So ultimately this sign comes from the fact that photons carry one unit of spin and the fact that the interactions between photons and matter particles have to obey the rules of special relativity. Notice the remarkable interplay of relativity and quantum mechanics at work. When put together these two principles are much more constraining than either of them individually! Indeed it's quite remarkable that they get along together at all. A poetic way to say it is the world is a delicate dance between these two partners.

Now why do atoms and molecules generally attract? This is actually a more complicated question! ;) (Because many particles are involved.) The force between atoms is the residual electrical force left over after the electrons and protons have nearly cancelled each other out. Here's how to think of it: the electrons in one atom are attracted to the nuclei of both atoms and at the same time repelled by the other electrons. So if the other electrons get pushed away a little bit there will be a slight imbalance of charge in the atom and after all the details are worked out this results in a net attractive force, called a dispersion force. There are various different kinds of dispersion forces (London, van der Waals, etc.) depending on the details of the configuration of the atoms/molecules involved. But they are all basically due to residual electrostatic interactions.

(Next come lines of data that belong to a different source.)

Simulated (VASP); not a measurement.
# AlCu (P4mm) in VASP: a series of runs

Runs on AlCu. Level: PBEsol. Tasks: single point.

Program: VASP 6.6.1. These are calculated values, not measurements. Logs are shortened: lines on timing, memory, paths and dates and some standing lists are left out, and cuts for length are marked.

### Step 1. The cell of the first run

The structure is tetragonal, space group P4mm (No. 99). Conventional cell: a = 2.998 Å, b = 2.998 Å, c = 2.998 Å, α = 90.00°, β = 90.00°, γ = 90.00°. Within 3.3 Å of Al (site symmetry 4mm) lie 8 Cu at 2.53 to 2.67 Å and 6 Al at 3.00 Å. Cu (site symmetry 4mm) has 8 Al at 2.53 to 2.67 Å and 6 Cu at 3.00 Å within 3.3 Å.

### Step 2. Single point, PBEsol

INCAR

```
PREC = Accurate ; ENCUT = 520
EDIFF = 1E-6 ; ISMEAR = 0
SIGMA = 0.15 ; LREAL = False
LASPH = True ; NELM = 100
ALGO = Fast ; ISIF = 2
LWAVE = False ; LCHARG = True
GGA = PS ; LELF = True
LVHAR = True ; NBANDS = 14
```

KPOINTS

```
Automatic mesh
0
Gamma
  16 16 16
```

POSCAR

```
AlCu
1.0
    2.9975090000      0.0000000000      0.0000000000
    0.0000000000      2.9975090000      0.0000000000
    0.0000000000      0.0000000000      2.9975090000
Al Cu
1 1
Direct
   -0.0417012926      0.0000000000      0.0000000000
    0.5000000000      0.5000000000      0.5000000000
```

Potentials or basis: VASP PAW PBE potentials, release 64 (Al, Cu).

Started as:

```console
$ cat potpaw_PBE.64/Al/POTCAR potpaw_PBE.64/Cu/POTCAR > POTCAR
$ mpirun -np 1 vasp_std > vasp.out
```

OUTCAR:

Further reading: I recommend Matt Strassler's pedagogical articles about particle physics and field theory. He does a great job at explaining things in an honest way with no or very little mathematics. The argument I went through above is covered in some capacity in just about every textbook on quantum field theory, but a particularly clear exposition along these lines (with the math included) is in Zee's Quantum Field Theory in a Nutshell. This is where I would recommend starting if you want to honestly learn this stuff, maths and all, but this is an advanced physics textbook (despite being written in a wonderful, very accessible style) so you need probably at least two years of an undergraduate physics major and a concerted effort to make headway in it.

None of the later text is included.